I was giving the ol' shower and tub a scrub yesterday, enlisting my friends the Scrubbing Bubbles to help me fight the good fight against soap scum and mildew.
I had about three different chemicals going, forming a low-hanging noxious cloud that could fell a housefly at six paces.
It even managed to make the mildew rethink its plan for Manifest Destiny in my tile grout.
And as I was scrubbing, balancing precariously, and burning out all of the mucous membranes of my nasal passages and throat, a sage warning from long ago passed into my consciousness:
"You'll burn your ass."
Those were the words of our college janitor, a tall, otherwise monosyllabic man we called "Lurch." Like the insights of Plato, Aristotle and Jeff "The Dude" Lebowski, the wisdom carries on.

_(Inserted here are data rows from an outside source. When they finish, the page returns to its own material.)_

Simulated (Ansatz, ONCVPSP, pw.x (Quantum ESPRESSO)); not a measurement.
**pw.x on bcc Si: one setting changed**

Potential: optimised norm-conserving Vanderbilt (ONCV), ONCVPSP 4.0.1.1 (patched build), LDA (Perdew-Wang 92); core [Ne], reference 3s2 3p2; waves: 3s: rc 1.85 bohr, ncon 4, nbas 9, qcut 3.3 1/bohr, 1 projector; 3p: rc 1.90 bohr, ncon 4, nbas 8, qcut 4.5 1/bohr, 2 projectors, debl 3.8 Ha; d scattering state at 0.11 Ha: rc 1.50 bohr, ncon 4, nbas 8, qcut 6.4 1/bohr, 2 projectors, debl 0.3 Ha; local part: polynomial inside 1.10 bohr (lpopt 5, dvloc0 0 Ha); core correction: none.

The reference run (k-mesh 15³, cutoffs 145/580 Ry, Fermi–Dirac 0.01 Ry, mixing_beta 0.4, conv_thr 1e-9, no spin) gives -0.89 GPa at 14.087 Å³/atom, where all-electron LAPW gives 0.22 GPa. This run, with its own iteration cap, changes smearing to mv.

Lurch had come to us like a runner-up in the Great Beauty Contest of dorm cleaning. The mediocre understudy to the Broadway star's shining talent. It was partially because of Suzy, the bathroom-cleaning dynamo and surrogate mom we'd come to love our last three years, that our new friend could simply never measure up.
Suzy knew all of our names. She remembered what classes kids were struggling with, what majors were were in, and who our friends were. She gave us advice and soothed rotten days and Suzy also cleaned a little. Or a lot, really. Because when she left-- to paraphrase Timbuk 3-- the bathroom was so bright we had to wear shades.
It was her skillz that took her away from us, to first a higher-end dorm and then a more important staff building. And that was when we got Lurch.
"Good morning," we would say to the figure, looming and lurking in the janitor's closet.
"Mnnmmmnnng," Lurch would say, peering down on us with a gaze that always made us feel just a little undressed.
This was how things went each week.
Followed by that look again that made ya want to take a shower. But soon, the shower wasn't looking so shiny, either.
Mold began to creep in on the tile walls and floors. And my roommate and I had to develop a special showering technique where the arms and elbows didn't extend too far past our persons-- lest we bump into something on the walls that might want to bump back.
I called the housing department and reported it. "There's something growing in my shower. I think it knows my name."
Which, interestingly, was more than Lurch did. But then we didn't know his, either.
The funny thing was, for nothing being very clean, Lurch was always around. Hanging in the stairwells, lurking in the cleaning closet, waiting by the common room, wandering in the laundry. The creep factor had increased four-fold, while the clean factor had reached a new low.
Until Lurch discovered lye.
At least that's what we think it was. The wall of chemical fumes would envelop the hallway accompanied by a thousand roaring flushes.
And that's when Lurch said to us the only words we ever did hear him say. "Don't sit on the pot for a half hour," he told us, pointing to the toilet. "You'll burn your ass."
I don't know what he'd applied to that toilet seat, but we didn't test it to find out. And for the rest of the year, whenever we saw Lurch hanging around the stairs, lurking in doorways or emerging from a cloud of chemicals, his words of warning came back to us. "Don't sit on the pot. You'll burn your ass."
Ah, dear Lurch-- you renaissance man of domestic engineering philosophy. Scrub on, man. Scrub on.